Imran Ahmad (no relation – “Ahmad” is a religious signifier rather than a last name in the Western sense) had a hardware store in the Ahmadi-majority and thus relatively safe city of Rabwah, but his business was ruined when Lahore wholesalers refused to sell stock to him as an Ahmadi. In Bangkok, his wife Mansoora and their daughter were caught in a police round-up and spent the last three months before leaving for New Zealand in a detention centre. During that time Imran’s elderly mother, who had been nursed by Mansoora, died.

Hibbah and Salman didn’t mind where they ended up – they just wanted out – but last year, they finally learnt they would be going to New Zealand. They knew nothing about the place, but with the help of Google they started researching their future home.

Two weeks in, they still hadn’t seen much beyond the refugee centre, but they had attended prayers at a nearby Ahmadi mosque. Hibbah was still adjusting to the idea of being in a place where they didn’t face discrimination.

“They’ve told us no one is going to bother you here about your religion or your culture, because there are so many cultures here – something like 160.”

But a few minutes later, as the photographer was discussing where to take a portrait of the family, Sarfraz bustled to the door waving his smartphone.

News had just come through from associates in Pakistan: Malik Saleem Latif, the local leader of Ahmadis in Nankana Sahib, had been murdered – shot off the pillion seat of his son’s motorcycle as they rode to work.

Salman and Hibbah inspected their phones, and anxiously conferred with Sarfraz.

Six years after Hibbah was first hounded out of a teaching job, and four years after they’d fled the country altogether, another hate crime in Nankana Sahib had reached 12,000km, to a small room in Auckland, to remind her that this wasn’t over yet.

On the morning of Friday March 31, a smiley, shaggy-haired police officer paced a stage at Mangere’s Refugee Resettlement Centre. He spoke in short, simple sentences, and whenever he reached a full-stop he’d wait as his words were simultaneously yelled in Nepali, Spanish, Rohingya, Farsi, Urdu and Arabic by the interpreters scattered through the audience of 150 or so refugees.

The blasts of multilingual white noise seem truly bizarre at first, but you get used to them. They were an unavoidable feature of every communal event at the centre, from the powhiri in week one to the graduation in week six. Usually a few crying babies and talkative toddlers added to the racket.

The cop on the stage was ethnic liaison officer Rob Stanton, and he had the smooth, Dad-joke patter of a tourist-bus driver. This is my Taser, he said, “and if I see anyone falling asleep it will help to wake you up!” He demonstrated how a baton makes a perfect backscratcher.

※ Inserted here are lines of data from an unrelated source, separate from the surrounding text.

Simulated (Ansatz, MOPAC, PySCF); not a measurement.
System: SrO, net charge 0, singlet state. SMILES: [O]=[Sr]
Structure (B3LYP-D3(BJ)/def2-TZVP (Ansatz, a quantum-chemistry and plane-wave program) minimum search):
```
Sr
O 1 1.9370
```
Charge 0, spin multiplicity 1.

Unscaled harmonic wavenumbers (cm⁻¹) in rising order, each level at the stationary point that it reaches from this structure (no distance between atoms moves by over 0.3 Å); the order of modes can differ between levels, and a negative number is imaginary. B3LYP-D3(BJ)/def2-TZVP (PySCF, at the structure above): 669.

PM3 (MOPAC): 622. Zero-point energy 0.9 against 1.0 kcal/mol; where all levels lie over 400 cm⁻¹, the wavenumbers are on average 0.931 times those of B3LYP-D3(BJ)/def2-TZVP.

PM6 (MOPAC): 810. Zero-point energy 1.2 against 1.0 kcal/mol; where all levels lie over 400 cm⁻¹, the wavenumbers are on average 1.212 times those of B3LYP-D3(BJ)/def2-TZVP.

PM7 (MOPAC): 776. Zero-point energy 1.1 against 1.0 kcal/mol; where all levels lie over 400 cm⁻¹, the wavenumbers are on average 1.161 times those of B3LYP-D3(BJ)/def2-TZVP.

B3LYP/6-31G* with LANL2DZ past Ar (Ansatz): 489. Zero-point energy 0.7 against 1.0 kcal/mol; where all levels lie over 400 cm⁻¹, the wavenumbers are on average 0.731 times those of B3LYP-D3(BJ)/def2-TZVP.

But seriously folks, his was a genuinely useful introduction to crime and punishment, New Zealand-style. He advised against trying to bribe Kiwi cops because they’re not very corrupt. He said police aren’t allowed to search your home without good cause, and you can complain about an officer without fearing reprisal. He said a Muslim woman will never be asked by police to remove her hijab unless it’s in private and with a female officer. Oh and by the way, we’re keen to recruit ethnic minorities, so please pick up an application form as you leave.
It was a kind of propaganda, but it was also strangely moving to see, just for a moment, how New Zealand might look through the eyes of new arrivals from countries where those things don’t always apply.

Stanton then explained, with some delicacy, certain other laws. Domestic violence in New Zealand is a serious problem, he said, so police will take it extremely seriously if you hit, threaten or try to psychologically control a family member.

Also: “It’s illegal to use physical violence to discipline your children”.

Once the sentence was translated, the auditorium was in uproar.

An Afghan interpreter translated the question on everyone’s lips: “If my children hear this, will they call the police on me and cause a lot of trouble?”

Sure, we’ll take a complaint seriously, said Stanton, but don’t worry – we don’t go around arresting parents for nothing. He added the usual talking points about how it’s OK to yank a child out of a fire or the path of a speeding car, but it was clear some parents were going to need a bit more explanation of how on earth you bring up a child without being allowed to hit them.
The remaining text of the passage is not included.